And this really gets into the whole race-essentialism that I think plagues fantasy, particularly fantasy since Tolkien because so many are still writing under his shadow. Like, there’s no goblins who just want to hang out, raise a family, maybe start up a farm or business venture. Nope, they’re all eeevil and want to destroy shit because why the fuck not. As an entire race, they’re given extremely sketchy motivation, and their race is used as shorthanded coding for whether we’re supposed to like them or not. All jokes about goblin-racism aside, the worlds that are being set up here are so black and white. All goblins are evil. All gully dwarves are idiots. Frankly, it’s lazy, and I’m happy to see in recent years writers starting to peel away from it, because even your fantasy worlds need to be more complex and less, y’know, fucking racist, even if it is toward a magical group instead of a real one.

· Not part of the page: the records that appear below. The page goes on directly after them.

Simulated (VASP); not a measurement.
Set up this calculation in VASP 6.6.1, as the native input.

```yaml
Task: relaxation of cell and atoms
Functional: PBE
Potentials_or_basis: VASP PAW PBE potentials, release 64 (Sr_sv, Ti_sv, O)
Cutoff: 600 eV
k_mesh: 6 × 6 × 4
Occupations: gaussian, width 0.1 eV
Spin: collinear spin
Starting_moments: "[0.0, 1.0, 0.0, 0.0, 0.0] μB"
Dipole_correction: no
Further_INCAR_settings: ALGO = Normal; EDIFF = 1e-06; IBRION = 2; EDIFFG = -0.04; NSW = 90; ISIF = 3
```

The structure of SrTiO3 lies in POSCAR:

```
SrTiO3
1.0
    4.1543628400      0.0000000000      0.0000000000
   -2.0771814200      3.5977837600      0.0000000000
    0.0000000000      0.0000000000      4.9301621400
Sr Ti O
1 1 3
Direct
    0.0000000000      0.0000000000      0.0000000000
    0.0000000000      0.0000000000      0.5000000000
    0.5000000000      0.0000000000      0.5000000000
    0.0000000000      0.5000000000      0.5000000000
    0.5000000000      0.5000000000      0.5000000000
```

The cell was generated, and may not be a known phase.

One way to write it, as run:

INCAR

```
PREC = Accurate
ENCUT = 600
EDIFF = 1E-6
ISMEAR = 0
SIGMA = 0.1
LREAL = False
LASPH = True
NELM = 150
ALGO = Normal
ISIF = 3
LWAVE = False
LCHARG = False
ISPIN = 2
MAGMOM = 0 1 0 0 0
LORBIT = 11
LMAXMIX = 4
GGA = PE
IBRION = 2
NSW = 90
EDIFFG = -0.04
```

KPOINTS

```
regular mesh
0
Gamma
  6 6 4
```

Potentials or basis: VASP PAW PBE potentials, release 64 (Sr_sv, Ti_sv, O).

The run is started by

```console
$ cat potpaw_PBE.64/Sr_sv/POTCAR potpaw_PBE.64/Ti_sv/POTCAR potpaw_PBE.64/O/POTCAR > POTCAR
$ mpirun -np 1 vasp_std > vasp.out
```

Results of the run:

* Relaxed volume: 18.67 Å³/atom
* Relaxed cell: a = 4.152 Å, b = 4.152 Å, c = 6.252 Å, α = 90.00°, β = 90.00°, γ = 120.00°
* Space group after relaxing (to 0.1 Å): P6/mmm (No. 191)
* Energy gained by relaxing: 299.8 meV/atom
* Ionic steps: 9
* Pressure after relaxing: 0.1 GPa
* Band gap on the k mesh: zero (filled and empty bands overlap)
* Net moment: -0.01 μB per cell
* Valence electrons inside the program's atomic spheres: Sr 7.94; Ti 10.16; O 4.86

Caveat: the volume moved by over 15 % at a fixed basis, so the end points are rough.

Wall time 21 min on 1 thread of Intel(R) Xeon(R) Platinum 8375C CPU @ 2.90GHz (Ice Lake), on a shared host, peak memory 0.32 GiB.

Okay, serious diatribes about writing aside, I wrote all of this before digging into the chapter, so it’s informed by my memories about reading these things twenty years ago. Let’s start reading and see if my outrage holds up, and pepper my swears with comedic gifs!
When we last left our heroes, they were having a kip in the temple of the goddess who had just healed all of them, including Riverwind, who had basically melted, but who they’re not… too…sure… they want to believe in… just yet.
Tanis has apparently slept in, and after waking up, spends some time musing over the nature of life and death instead of being useful in any way. I don’t know why I keep being surprised at Tanis’s utter uselessness, but I don’t know, optimism is part of the human condition I guess. Anyway, Tanis starts thinking about how they have no chance to fight against any dragons who decide to, y’know, fight them instead of running down wells, and starts getting pretty depressed. This is an understandable reaction, but everyone else is actually doing stuff right now – putting on their armor, studying their magics, polishing their swords. So get it together, Tanis.
We get an inventory of the weaponry used by the group which is actually quite interes- NO IT’S SO BORING OH MY GOD. Tasslehoff skips off, eager at the prospect of seeing a real live dragon… which… Tasslehoff did you not see the dragon yesterday? The one who melted your pal? I actually looked back in the book and there’s no description of Tasslehoff seeing or reacting to the dragon attack, but honestly, I think a dragon flying into the sky and setting shit (people) on fire has to be pretty fucking hard to miss.
They start traveling through Xak Tsaroth, where they find a room with a spiral staircase. Raistlin informs the group that these are called “the paths of the dead,” which causes the others to VERY SENSIBLY ask him why the fuck he knows the names of specific staircases in this city that’s supposed to have been lost for… what is it, years? centuries? His answer that he read about it somewheres is also, understandably, a little frustrating. Of course, Sturm takes things too far, suggesting that Raistlin has sold his soul to obtain his ARCANE KNOWLEDGE (which raises the question – if there are no gods, good or evil, left on Krynn, to whom did he sell his soul?).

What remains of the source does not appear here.